They say imitation is the sincerest form of flattery. But it doesn’t guarantee success, and today, an Airbnb clone learned that the hard way. Wimdu, a startup originally hatched out of the Rocket Internet startup factory in Berlin and modelled on the travel acomodation US startup Airbnb, announced that it would be shutting down at the end of 2018, citing “significant financial and business challenges.” 100 employees based across Berlin and Lisbon will be affected by the decision, it said.
“The stakeholders and management are working closely with the staff; primary goals are the fair treatment of employees affected by the closure and the management of forward bookings for our guests and hosts,” an announcement on the site reads. “All guests and hosts having 2018 bookings – with a check-in date occurring before or on the 31-December-2018 – will be carried out professionally and reliably. All guests with 2019 bookings – with a check-in date occurring after the 31-December-2018 – will be contacted separately to deal with their respective booking.”
The company has about 350,000 properties on its books and it is not clear whether Wimdu will work with any other organization to transfer those to another lettings platform. We have contacted the company to ask and will update as we learn more.
The news puts to an end a long-standing attempt by Rocket Internet, and then Novasol — another property rental platform that acquired the company in 2016 — to turn Wimdu into the Airbnb of Europe.
(It turns out that Airbnb also wanted to become the Airbnb of Europe, and it has largely succeeded.)
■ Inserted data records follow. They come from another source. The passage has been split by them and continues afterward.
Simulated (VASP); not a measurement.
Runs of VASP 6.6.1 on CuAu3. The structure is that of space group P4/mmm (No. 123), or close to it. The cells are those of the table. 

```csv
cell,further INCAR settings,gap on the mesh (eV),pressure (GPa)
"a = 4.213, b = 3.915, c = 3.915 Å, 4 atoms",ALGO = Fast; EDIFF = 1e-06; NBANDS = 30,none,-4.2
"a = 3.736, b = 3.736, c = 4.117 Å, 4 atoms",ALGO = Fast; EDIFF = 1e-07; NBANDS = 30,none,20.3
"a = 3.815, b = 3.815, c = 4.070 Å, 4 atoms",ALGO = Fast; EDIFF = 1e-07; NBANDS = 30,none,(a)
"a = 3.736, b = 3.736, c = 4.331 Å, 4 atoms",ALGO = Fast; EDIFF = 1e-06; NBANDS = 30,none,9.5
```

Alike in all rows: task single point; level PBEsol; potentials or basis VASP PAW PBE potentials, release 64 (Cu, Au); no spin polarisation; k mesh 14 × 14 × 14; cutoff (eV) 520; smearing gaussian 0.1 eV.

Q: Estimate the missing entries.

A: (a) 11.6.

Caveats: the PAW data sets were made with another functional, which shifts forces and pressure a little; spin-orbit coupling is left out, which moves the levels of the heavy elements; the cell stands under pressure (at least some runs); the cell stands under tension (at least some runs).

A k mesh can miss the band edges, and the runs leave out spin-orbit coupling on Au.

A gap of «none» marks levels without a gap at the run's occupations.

Things were different when Wimdu was founded in 2011, and Airbnb was much smaller. Armed with $90 million in funding (a large sum at the time, especially for a European startup), Wimdu and other clones competed aggressively against their US rival in building essentially the same business: a marketplace where people can offer and rent rooms and entire private homes for short-term visits, as an alternative to staying in a hotel.
Hatched out of the Rocket Internet startup factory — which has built international clones of other US businesses such as eBay, Groupon, Airbnb, Square, Amazon, sometimes selling some of these to the companies they cloned — Wimdu’s growth-hacking tactics were modelled on a template, one that was laid bare when Airbnb decided to fight back by writing to hosts to ward them off working with its imitators. In a letter, it laid out the tactics used by Wimdu and the rest:
A new type of scam has been brought to our attention: Airbnb clones posing as competition. We’ve discovered that these scam artists have a history of copying a website, aggressively poaching from their community, then attempting to sell the company back to the original.
After receiving emails from many of you who are upset with these tactics, it’s time to address this issue as a community. Hosts are reporting these issues about the clone sites so far:
- They falsely claim to be affiliated with Airbnb, or be the “international version” of Airbnb.
- They claim that they are part of Ebay and/or Groupon. We’ve confirmed that this is not the case.
- Their employees pretend to be Airbnb travelers in order to give you a sales pitch in your home.
- They are duplicating personal profiles, descriptions, and photos of your Airbnb listing without your permission.
It seems that early on, at least some of Wimdu’s effort to win territories worked. Airbnb at one point shuttered operations in Austria and consolidated that business in Germany. And in a couple of other cases Airbnb did buy its clones.
But if Airbnb seemed to buckle here and there, those were small battles, not the war. Longer term, it seems that Wimdu never raised more funding beyond the $90 million, and in 2016, it merged with another clone, 9Flats, amid reports of an attempted fire sale. That brought the total home inventory for the two companies to between 250,000 and 500,000.
This wasn’t enough to compete with Airbnb on scale, though: the larger company had 2 million properties on its platform at the time.
Then just weeks later Wimdu got acquired, by another European home lettings platform called Novasol, owned by Wyndham Worldwide.
Wyndham Worldwide then sold Novasol to PE firm Platinum Equity earlier this year for $1.3 billion, and yesterday Novasol announced a new CEO, so it looks like the Wimdu closure is part of how the new owner is now cleaning house and cutting out loss-making operations.
Airbnb has been on a growth tear these last several years: the company is now valued at upwards of $31 billion, is profitable on an Ebitda basis, and expects to ready to go public by June 2019 (it will have the pieces in place at that point but it hasn’t set a date for an IPO). Even with a dose of controversy, the Airbnb machine shows no sign of slowing down, and so the writing may have been on the wall for Wimdu and its owners.